BOARDWALKTECH REPORTS FOURTH QUARTER AND ANNUAL FISCAL 2025 FINANCIAL RESULTS
Financial Highlights:
Revenue for Fiscal 2025 totaled $4.8 million compared to $6.0 million for Fiscal 2024. The portion of revenue from new and recurring SaaS licenses earned in Fiscal 2025 decreased by 23% year-over-year due to the impact from two previously disclosed customers that did not renew due to internal reorganizations, partially offset by a 9% increase in professional services revenue.
Annual recurring revenue ("ARR"), a non-IFRS metric, at March 31, 2025 was $4.0 million. The Company defines ARR, a non-IFRS metric, as the annual recurring revenue expected based on trailing quarterly revenue from license subscriptions and certain recurring services.
Gross margin for Fiscal 2025 was 87.7%, comparable with 89.6% in Fiscal 2024.

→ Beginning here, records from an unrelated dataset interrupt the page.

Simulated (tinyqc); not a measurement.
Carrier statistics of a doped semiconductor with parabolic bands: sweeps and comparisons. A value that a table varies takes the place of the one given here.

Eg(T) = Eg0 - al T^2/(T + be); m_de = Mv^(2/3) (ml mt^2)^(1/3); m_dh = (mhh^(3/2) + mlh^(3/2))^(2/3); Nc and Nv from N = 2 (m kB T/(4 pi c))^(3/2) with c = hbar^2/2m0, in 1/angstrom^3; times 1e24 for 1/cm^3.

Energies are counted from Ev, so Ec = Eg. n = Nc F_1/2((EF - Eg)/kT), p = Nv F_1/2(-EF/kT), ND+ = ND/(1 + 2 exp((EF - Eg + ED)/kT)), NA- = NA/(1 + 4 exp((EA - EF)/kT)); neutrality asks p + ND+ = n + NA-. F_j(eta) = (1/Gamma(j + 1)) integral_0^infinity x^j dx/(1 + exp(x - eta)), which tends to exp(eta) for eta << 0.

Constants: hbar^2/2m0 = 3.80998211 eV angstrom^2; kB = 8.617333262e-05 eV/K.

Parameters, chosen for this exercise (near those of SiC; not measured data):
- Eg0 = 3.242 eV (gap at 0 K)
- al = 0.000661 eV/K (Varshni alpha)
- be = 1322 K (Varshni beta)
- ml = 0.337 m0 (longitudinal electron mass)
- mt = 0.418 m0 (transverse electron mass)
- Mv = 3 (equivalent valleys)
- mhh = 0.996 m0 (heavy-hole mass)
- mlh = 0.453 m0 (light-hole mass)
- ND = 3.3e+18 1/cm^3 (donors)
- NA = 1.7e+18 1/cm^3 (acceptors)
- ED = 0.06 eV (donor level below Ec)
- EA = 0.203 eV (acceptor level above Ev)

Adjusted EBITDA for Fiscal 2025 was $(1.8) million, compared to Adjusted EBITDA of $(1.6) million for Fiscal 2024.
Non-IFRS net loss for Fiscal 2025 (as defined in the Adjusted EBITDA and Non-IFRS Financial Measures section) was $(2.2) million, $(0.04) per basic and diluted share, versus the $(1.7) million non-IFRS loss for Fiscal 2024, $(0.03) per basic and diluted share.
Reported IFRS loss for Fiscal 2025 was $(3.2) million, $(0.06) per basic and diluted share, versus a net loss of $(3.1) million for Fiscal 2024, $(0.06) per basic and diluted share. Adjusted operating expenses for Fiscal 2025 totaled $6.0 million, a $0.9 million decrease from the $6.9 million of adjusted operating expenses reported for Fiscal 2024 which reflect the impact of the Company's realignment and cost efforts announced during the last fiscal year.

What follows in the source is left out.